Following Holes, Secondhand Lions is the year's second unexpected family movie success story. Haley Joel Osment, Robert Duvall, and Michael Caine are impressing parents with their roles in director Tim McCanlies's whimsical story about a boy who finds much-needed father figures in his two eccentric uncles. The film has comedy, adventure, mystery, wild animals, and hidden treasure. It also has memorable performances, an unpredictable script, and a lot of heart. Last week, Film Forum featured early reviews. This week, more have come in, and so have impressive box office numbers.
At an early screening of the film, I joined other critics from the religious press to chat with Tim McCanlies and his cast. McCanlies does not look like a Hollywood filmmaker. He's an exuberant, down-to-earth Texan who clearly loves storytelling.
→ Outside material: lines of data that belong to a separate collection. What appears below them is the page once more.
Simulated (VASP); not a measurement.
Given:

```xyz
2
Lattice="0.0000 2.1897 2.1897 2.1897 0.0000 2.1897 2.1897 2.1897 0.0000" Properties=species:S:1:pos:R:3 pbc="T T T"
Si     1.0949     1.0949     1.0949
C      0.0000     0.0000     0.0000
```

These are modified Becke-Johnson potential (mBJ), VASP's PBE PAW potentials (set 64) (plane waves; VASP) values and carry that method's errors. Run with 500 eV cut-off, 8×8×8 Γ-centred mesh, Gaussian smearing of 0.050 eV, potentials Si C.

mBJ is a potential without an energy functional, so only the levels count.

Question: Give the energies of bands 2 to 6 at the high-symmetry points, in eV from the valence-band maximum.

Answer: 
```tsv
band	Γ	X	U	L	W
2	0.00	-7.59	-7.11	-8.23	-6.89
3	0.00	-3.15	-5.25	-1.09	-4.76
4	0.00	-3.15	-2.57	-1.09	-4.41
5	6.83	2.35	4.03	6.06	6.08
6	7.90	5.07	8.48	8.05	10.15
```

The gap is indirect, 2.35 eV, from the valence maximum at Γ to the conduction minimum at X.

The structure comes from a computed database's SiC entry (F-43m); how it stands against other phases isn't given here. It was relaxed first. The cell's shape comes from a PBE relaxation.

"I've been a writer for fifteen years in Hollywood and I had all these pent-up things I wanted to say," he says, referring to the many lessons learned by the young hero. "I guess I crammed it all into one script."
Young Walter is just the latest in a long tradition of big-screen kids who are either orphans or single-parented. When a critic asked McCanlies why this film and his previous family movie, an animated feature called The Iron Giant, have both been about fatherless boys, he explained. "When I was growing up, my father was in the military, so I was on my own a lot. People joke and ask, 'Why do kids in animated films have no parents, or only one parent?' And the glib answer is, "Well, that's one less person you have to animate."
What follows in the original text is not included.